Foundational Terms
Master these essential Voice AI concepts that form the building blocks of any voice-enabled application.
Core Concepts
STT (Speech-to-Text)
Converts spoken language into written text, typically using Automatic Speech Recognition (ASR) algorithms.
TTS (Text-to-Speech)
Technology that converts written text into synthetic speech (artificial voice output).
TTFT (Time to First Token)
A latency metric representing the time from a user's query (end of spoken input) to the system producing the first part of its response (first output token).
Turn (Dialogue Turn)
In a conversation, one turn is a single participant's utterance before the other party responds (i.e. speaking one-at-a-time in alternating turns).
Wake Word
A specific word or phrase that, when detected, causes a voice assistant or device to "wake up" and start listening for commands (e.g. "Hey Siri", "Alexa").
NLU (Natural Language Understanding)
A branch of AI that enables machines to comprehend meaning and intent from human language input (converting raw text into structured data like intents and entities).
Audio Processing
AEC (Acoustic Echo Cancellation)
Client-side filter that removes speaker bleed-through before STT.
AGC (Automatic Gain Control)
Mic-level amplifier that evens loud/quiet input; can hide pauses.
Opus
Low-latency audio codec baked into WebRTC; 6–510 kbps.
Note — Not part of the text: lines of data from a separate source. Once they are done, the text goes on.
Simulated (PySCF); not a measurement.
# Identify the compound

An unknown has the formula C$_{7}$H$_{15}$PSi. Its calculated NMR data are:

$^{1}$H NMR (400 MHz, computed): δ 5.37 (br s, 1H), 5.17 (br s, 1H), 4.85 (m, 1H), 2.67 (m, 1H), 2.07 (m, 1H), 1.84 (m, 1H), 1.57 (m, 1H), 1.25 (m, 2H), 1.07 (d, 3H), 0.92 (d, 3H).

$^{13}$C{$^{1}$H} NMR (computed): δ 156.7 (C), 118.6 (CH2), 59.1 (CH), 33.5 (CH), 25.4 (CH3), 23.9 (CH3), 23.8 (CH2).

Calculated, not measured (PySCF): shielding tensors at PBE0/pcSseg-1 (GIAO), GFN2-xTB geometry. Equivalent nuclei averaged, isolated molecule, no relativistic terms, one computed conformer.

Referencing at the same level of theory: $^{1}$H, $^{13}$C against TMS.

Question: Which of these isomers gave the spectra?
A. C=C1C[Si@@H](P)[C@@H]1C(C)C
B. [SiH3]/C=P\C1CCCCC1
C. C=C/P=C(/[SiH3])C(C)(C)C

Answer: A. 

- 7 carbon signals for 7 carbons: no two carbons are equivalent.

PCM (Pulse-Code Modulation)
Raw, uncompressed audio (e.g., 24 kHz × 16-bit = 384 kbps).
Jitter Buffer
Client queue that re-orders late packets; bigger buffer ⇒ more delay.
Networking & Protocols
PSTN (Public Switched Telephone Network)
Legacy phone network your bot must join to reach real numbers.
SIP (Session Initiation Protocol)
VoIP signalling standard; used for carrier, PBX or call-center hand-offs.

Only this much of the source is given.